Wow! This one sucks!
I was expecting an arcade recreation of Spacewar! to at least be a good time, even if it does feel a bit cynical (Spacewar!, notably, wasn't ever something the creators could monetize; they looked into it, but with computer hardware as inaccessible as it was, the audience just wasn't there. Computer Space, on the other hand, as one of the first commercial arcade cabinets ever released, was raking in quarters for every play.) What I was not expecting was an appreciably inferior recreation of Spacewar!

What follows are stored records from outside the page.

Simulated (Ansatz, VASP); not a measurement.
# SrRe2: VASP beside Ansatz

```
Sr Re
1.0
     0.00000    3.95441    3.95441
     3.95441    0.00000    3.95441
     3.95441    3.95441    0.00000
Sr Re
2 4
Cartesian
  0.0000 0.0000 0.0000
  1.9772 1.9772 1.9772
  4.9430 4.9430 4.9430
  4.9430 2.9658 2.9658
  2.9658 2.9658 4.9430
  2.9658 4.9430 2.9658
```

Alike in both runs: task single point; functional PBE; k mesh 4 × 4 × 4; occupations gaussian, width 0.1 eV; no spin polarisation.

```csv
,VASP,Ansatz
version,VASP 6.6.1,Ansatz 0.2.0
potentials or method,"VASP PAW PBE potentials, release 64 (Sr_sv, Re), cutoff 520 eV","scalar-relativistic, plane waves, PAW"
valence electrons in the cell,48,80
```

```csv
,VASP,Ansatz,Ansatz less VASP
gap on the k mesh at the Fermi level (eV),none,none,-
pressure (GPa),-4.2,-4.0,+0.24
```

Obviously you couldn't just flatly recreate it for an arcade cabinet intended for single-player gameplay, and there were significant technical hurdles in switching from a timeshared computer mainframe to a free-standing arcade cabinet, but I truly was not prepared for just how slapdash and boring the adjustments would be. Gone is the environmental effect of a universal gravity well, if you don't push a button your ship will simply maintain its current inertia indefinitely. To make up for the lack of player 2, there are now a pair of flying saucers serving as enemies; I say "a pair" rather than "2" because, in terms of gameplay function, these really do seem to be a single entity. One is always located a short distance above the other, they move as one. You can at least shoot one without disrupting the other, and one at a time will occasionally lackadaisically fire a bullet toward your current position, but they don't appear to be capable of moving independently and, on top of that, their synchronized movement seems to come exclusively in the form of slow, predictable zigzags, with periods of stillness in between moves. So you don't have an opponent capable of anything remotely resembling interesting movement or behavior; simultaneously, your own movement has been made far more powerful and flexible. Where Spacewar! was weighty and high-commitment with its movement, Computer Space is faster and more maneuverable. You can more or less just hold down the thruster and steer yourself around with impunity. I assume this was a concession to the arcade market (one must imagine that the average bar patron is somewhat less interested in wrestling with space travel physics than the average 60s computer nerd) but in practice it takes all the intrigue out of the movement mechanics. You won't find yourself stuck on a particularly aggressive trajectory and struggling to change course quickly enough to avoid disaster, you can simply swerve around in tight circles as much as you like. It more or less renders the gameplay as braindead as your average modern ad-riddled freeware mobile stim toy, before you even consider that for some inscrutable reason, turning your ship also turns the trajectory of your bullets. I have absolutely no idea what the reason for this might be. It doesn't make sense from either a simulation perspective or a mechanical one, I half suspect it might have been the result of some kind of bizarre technical constraint.
Regardless of whether that's the case for this one specific feature, it's very clear that much of the rest of the game's design is a compromise to make it run on the custom hardware Syzygy (later Atari) designed to put in these arcade cabinets; it's not powerful enough to run a second player or a star's gravitational field, so ditch the star and make it single-player. Unfortunately this simply optimized the fun out of the game; it runs on that slick, futuristic-looking arcade cabinet, but it's not much of a good time.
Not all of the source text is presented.